The brothers’ struggle for freedom forks in its culmination, sending the two down very different paths. After Mary is turned by Remmick and his trio, the hallucinatory joy that vampirism inflicts in this film overwhelms her. Immortality, nigh-on invulnerability to those who would seek to hurt her and her lover. She may be a thrall to Remmick, but the gateway to a world where they can be together has been flung open for her. Consuming Stack during a wildly horny sex scene (I will not yum anyone’s yucks, it is 100% nasty to me, but I just have to praise the movie for having her spit in his mouth), the two cannot help but espouse the joys of vampire life to those still living within the Juke Joint. As the sole vampiric survivors of the battle between living and dead, the two are ultimately able to “live” a life together due to Smoke’s mercy and refusal to kill his brother a second time.
Smoke’s life is ultimately cut short in a different manner to his brother’s: Having been forced to kill a recently bitten Annie (who assured him that she had someone waiting for her in the afterlife), he ends up as the man who is able to deal the killing blow to Remmick and surviving to sunrise alongside Sammie. While waiting for the KKK to show up and mete out some justice (having purchased the location for the Juke Joint from the grand dragon of the Klan), we see him battling a hand tremor that has haunted him all movie, trying and failing to make a cigarette. Stack always handled that.
The scene where Smoke annihilates the KKK members with a high powered rifle, grenades, and a tommygun is deeply satisfying and cathartic, something that reminds me of Inglourious Basterds’ incredible Nazi-burning climax. It is not something that is related to the plot in the strictest sense, but as a moment of catharsis after the cluster of white vampires have taken so many Black lives through the course of the night, it is a wonderful little bow on top of everything. Smoke is injured in the struggle, and as he falls to the ground, the burbling cry of a baby sneaks in from offscreen. Annie is there with their beautiful baby child who had been taken from them so many years ago, and as she calls him by his given name Elijah, he is reunited with those who left him behind.
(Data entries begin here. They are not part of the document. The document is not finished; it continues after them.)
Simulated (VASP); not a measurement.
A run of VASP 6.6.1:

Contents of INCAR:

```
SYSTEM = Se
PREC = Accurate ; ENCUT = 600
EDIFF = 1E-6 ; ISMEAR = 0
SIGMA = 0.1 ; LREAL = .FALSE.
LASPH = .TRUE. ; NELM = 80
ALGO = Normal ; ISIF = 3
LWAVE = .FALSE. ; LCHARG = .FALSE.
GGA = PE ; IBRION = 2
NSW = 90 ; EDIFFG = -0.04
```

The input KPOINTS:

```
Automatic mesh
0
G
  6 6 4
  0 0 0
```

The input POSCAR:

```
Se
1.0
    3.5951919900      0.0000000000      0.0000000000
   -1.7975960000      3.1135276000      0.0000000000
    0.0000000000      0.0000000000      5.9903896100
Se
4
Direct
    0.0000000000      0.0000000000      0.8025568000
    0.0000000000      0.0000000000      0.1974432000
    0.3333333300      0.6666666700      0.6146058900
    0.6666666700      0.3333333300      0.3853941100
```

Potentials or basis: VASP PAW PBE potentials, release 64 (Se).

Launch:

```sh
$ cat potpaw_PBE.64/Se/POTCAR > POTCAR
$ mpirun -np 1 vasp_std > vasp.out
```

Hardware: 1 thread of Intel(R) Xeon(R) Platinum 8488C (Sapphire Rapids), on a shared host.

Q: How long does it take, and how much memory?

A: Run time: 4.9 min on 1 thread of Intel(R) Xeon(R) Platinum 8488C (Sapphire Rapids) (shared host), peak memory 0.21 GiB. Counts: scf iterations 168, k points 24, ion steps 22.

The brothers’ fates are varyingly tragic and uplifting at the same time. Even if neither survive, they find solace in their fates. It is no coincidence that they are reunited with the women they love, when both have so long run from the pain that their love has brought them. In the film’s mid-credits epilogue (which mercifully sets up no expanded universe, simply closes off the last few questions a viewer might have had), Sammie asks Stack what that night was for him. For Sammie, before the sun went down, it was the best day of his life life. “Was it like that for you?”
“No doubt about it. Last time I seen my brother. Last time I seen the sun. And just for a few hours, we was free.”
Perfect words to end a perfect journey. While no one escaped that night unscathed, it ultimately shaped them for the better and gave them a path to what they wanted. Sammie pursued his music. Mary and Stack could live their life together. Elijah and Annie reunited with their baby. Remmick died seeing the sun.
Part 4: “I want your music. I want your stories.”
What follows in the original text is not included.